IGG/Embargo is a good opening. Put a curse in the opponent's deck before their first shuffle. Even with Masq around, I'd guess it's the right play? Being able to buy 2 IGGs AND embargo the masquerades before there's a chance to buy a masquerade is pretty game-changing, and any reasonable follow-up from that should keep you as the victor.
Horn of Plenty is a terrible opener - it's likely to just make you gain coppers or embargoes. The turn Stef drew the HoP first, if that had been a silver, or IGG, they could have had a gold. Instead, they had Embargo/Caravan. (Oh, and caravan isn't that good early - you need good things to draw with it before you need draw power.) HoP worked late-game for getting Grand Markets, but by the time it started doing that, the game should have been long over.
As p2, I'd seriously consider opening Masq-embargo if P1 opened IGG-embargo. Especially if I drew $5 on turn 2 and not turn 1.
Double-embargoing IGGs seems pointless. Even one embargo is enough to make IGG not worth buying, ever - except, as you pointed out, for ending the game on curses.
I think this game was over pretty early. Stef's gains/buys were, in order by turn: curse+HoP, Embargo, Curse+Embargo, Masquerade + Curse, Embargo+Caravan, Nothing, Walled Village, Nothing, Silver, Caravan. By turn 10, Stef had yet to attack you in any way, and had not set up even part of an engine or money deck, and had, well, nothing of note, really. Lots of terminal silvers. A village to possibly play two terminal silvers in one turn, and a caravan to draw all that useless stuff.

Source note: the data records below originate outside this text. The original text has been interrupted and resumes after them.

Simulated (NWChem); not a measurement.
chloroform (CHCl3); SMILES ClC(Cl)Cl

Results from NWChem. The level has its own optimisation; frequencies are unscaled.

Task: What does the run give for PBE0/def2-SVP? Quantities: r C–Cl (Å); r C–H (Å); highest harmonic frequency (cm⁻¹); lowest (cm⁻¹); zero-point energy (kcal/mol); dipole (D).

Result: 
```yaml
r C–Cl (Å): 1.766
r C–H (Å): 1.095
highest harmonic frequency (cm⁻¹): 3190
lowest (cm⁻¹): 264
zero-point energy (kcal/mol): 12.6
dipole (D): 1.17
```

Your play is hard to discuss because with embargo and masquerade around, you have to react to what your opponent is doing, and if your opponent is doing basically nothing, it's hard to criticize. And, as usual, critising play during a winning game is pretty difficult, because, at the end of the day, it worked. I will say that with Stef not playing their first Goons until turn 15, and never buying an IGG, you really could have ended this a lot bit faster. 23 turns for 35 points is not particularly impressive - 35 points is about 6 provinces, and even something simple like BM+Smithy can get to 6 provinces, on average, faster than that.
The main thing is that you need a coherent game plan, as you said. If you're going for a big multi-goons turns, then you should have held off on getting the provinces, bought caravans and grand markets and walled villages. Don't get silvers once you've got some GMs and goons, and get caravans or WVs or goons or GMs instead. Trash all the stuff that gets in your way, and get to a mostly no-treasure deck except for maybe a few silvers. I bet you can get a pretty nice goons turn or two with a few goons in play and a boatload of buys far before turn 20.
If you're going provinces, then, well, you really should be getting your first province far before turn 18! In that case, there's no point in Forging a gold into a GM, better to use the gold to buy something, silver or otherwise. Get an early masq (or two?) instead of a later forge. (You even gained a copper to buy that forge!)
Oh, and you definitely should NOT have been buying coppers for VP as early as you did. You used a +buy on a copper as early as turn 8.
Your forges were sort of weird. You got a lot of them (three) and then trashed two of them together.